A related show, “Local History: Enrico Castellani, Donald Judd, Frank Stella,” hinges on the relationship between Mr. Castellani, a prominent member of the Italian branch of Zero, and heavyweight American Minimalists. The exhibit, whose title refers to a 1964 review by Judd praising the art of the other two artists, runs in two locations at the Dominique Lévy Gallery. Curated by Linda Norden, an art historian, and Peter Ballantine, an authority on Judd, “Local History” features works from the late 1950s to the mid-1960s that underscore the three artists’ shared obsession with the fine line between painting and sculpture. (“Local History” opens on Thursday at Dominique Lévy, 909 Madison Avenue, where it will remain on view through Jan. 3. The exhibit runs at the Dominique Lévy Gallery at 22 Old Bond Street in London, through Jan. 24.)

 

David Leiber, a director at the David Zwirner Gallery, organized a watershed reassessment of the Zero Group in 2008 at the Sperone Westwater Gallery, when he was its director. He attributed the recent spate of interest in the group to a 2010 auction of the Lenz collection at Sotheby’s in London. The Lenz’s “were the biggest collectors of Zero,” Mr. Leiber said in an interview, adding that the sale of their Zero holdings drew substantial prices across the board. “That market spark was a wake-up call,” he said.

For his first curatorial endeavor at Zwirner, Mr. Leiber has brought his passion and expertise to a solo show devoted to Jan Schoonhoven, the leader of the Nul group in Holland (Nul means zero in Dutch). Like Mr. Mack, Schoonhoven was fascinated by lyrical plays of light on a variety of materials, Mr. Leiber said, adding that Schoonhoven, a longtime postal clerk who died in 1994, “was a real intellectual, and a poet.” From castoff cardboard boxes protecting appliances and televisions, Schoonhoven fashioned shallow, gridlike reliefs that conjure architectural details of his native Delft in the Netherlands.

Like the stained-glass windows of Delft, Mr. Leiber said, “his wall reliefs come alive when light hits them.” (“Jan Schoonhoven” will be on view at David Zwirner, 537 West 20th Street, from Jan. 8 through Feb. 21.)

 

Not all major gallery exposures this fall mine the past. Of those presenting recent work, a two-gallery exhibit of sculptures by the West African artist El Anatsui reveals a more of-the-moment fascination with unusual materials. It also results from a purposeful collaboration between the gallerists Jack Shainman and Sukanya Rajaratnam.
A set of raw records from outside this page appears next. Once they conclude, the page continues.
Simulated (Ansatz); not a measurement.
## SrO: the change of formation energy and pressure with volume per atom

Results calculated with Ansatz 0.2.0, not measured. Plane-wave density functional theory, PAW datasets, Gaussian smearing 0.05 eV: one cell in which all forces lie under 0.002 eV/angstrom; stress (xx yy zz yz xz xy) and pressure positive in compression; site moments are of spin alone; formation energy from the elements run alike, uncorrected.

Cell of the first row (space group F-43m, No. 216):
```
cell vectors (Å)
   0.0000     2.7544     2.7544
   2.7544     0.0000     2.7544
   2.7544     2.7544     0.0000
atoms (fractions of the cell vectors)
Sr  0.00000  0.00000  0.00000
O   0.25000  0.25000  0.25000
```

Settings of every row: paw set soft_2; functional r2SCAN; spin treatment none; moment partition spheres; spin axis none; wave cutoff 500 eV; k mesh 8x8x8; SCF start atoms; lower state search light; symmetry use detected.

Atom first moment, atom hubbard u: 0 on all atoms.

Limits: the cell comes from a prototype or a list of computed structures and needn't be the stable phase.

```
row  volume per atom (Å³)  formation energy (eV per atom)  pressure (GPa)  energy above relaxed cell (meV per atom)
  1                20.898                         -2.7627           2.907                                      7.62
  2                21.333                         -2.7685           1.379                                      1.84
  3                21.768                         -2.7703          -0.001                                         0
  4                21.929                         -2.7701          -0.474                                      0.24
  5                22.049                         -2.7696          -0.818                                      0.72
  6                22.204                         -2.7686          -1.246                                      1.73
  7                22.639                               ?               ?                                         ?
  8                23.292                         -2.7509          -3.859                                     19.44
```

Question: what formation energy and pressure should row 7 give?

Ms. Rajaratnam, a partner at the Mnuchin Gallery, recalled her first encounter with El Anatusi’s sly critique of Africa’s liquor industry, composed of discarded liquor bottle tops, at the 2007 Venice Biennale. There was “all of this history in addition to astounding beauty,” she said. After seeing Mr. Anatsui’s exhibition, “Gravity and Grace,” at the Brooklyn Museum last year and his enormous sculptural installation for the High Line in Chelsea, Ms. Rajaratnam said she approached Mr. Shainman, Mr. Anatsui’s New York dealer, about a joint show.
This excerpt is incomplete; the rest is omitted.